Courts and legislators have, however, shown considerable respect for the doctrine of state immunity. Section 13 of the State Immunity Act 1978 provides that a certificate from the head of a state’s diplomatic mission is sufficient to establish that specific property is not being used for commercial purposes.
A lack of assets held outside the state in question can turn a major award into a worthless one, if the state entity is likely to claim absolute immunity. A case comes to mind in which a contractor obtained a $5 million arbitral award against the Rural Regeneration Agency of Uzbekistan. On the basis that the agency held no assets outside the jurisdiction, not only was the award worthless, but the client had spent a further approximately $1 million in tribunal costs and legal fees to obtain the award.
Bilateral investment treaties, which are discussed below, are a particularly useful means of enforcing awards in alternative jurisdictions where the employer may have assets.
One of the most prudent steps a contractor can take when contracting with a state entity is to seek a waiver of state immunity. If drafted properly, this will remove the state’s right to raise a defence of immunity.

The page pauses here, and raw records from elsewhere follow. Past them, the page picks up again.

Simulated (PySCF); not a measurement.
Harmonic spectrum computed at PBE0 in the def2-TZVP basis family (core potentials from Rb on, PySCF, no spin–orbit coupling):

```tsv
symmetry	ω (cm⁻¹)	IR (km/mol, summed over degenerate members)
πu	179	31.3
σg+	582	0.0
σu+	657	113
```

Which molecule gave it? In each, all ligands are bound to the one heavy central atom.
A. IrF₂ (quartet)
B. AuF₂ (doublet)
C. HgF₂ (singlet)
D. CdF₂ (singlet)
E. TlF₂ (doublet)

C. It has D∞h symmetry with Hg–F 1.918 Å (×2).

The issue of state immunity at the jurisdictional level can be addressed by using an arbitration clause in the contract. By agreeing to submit any disputes to arbitration, the state is effectively waiving its right to object to an award made by a tribunal on jurisdictional grounds. However, an agreement to arbitrate alone will not constitute a waiver of the state’s right to claim immunity at the enforcement level.
Waiving a right to claim state immunity against enforcement of awards must be done expressly in the terms of the contract. This therefore depends on the state giving up this right willingly, and although there is no harm in a contractor seeking this concession, in many cases a waiver may be beyond the scope of what can be agreed in contract negotiations.
It is worth noting that article 24 of the ICC Rules (now article 34(6) under the 2012 rules) was held to constitute a waiver of state immunity by the French Court of Cassation in the case of Creighton v Qatar. Article 34(6) states:
Every award shall be binding on the parties. By submitting the dispute to arbitration under the Rules, the parties undertake to carry out any award without delay and shall be deemed to have waived their right to any form of recourse insofar as such waiver can validly be made.
The court effectively held that, by submitting to the jurisdiction of the ICC, the Qatari state had agreed to waive its right to cite immunity in the face of an ICC award.
The case generated a mixed response and, in general, variations persist across jurisdictions as to how state immunity claims are treated. In Creighton, the Court of Cassation took a narrow view of immunity and consented to enforcement. Although this appears to be a contractor-friendly result, two previous decisions of the French courts in this case were decided in favour of state immunity before being overturned, suggesting that even in this jurisdiction there is still a high threshold to overcome. It is not entirely clear whether the English courts would reach the same conclusion.
While some countries are fortunate to have domestic courts that are reliable, consistent and impartial, many others are home to local courts which are anything but. Often, bringing a claim against the state in these jurisdictions can be a fruitless exercise, and the likelihood of any liability being found on the part of the state can be negligible. In such cases, international arbitration provides an attractive alternative forum in which to resolve disputes.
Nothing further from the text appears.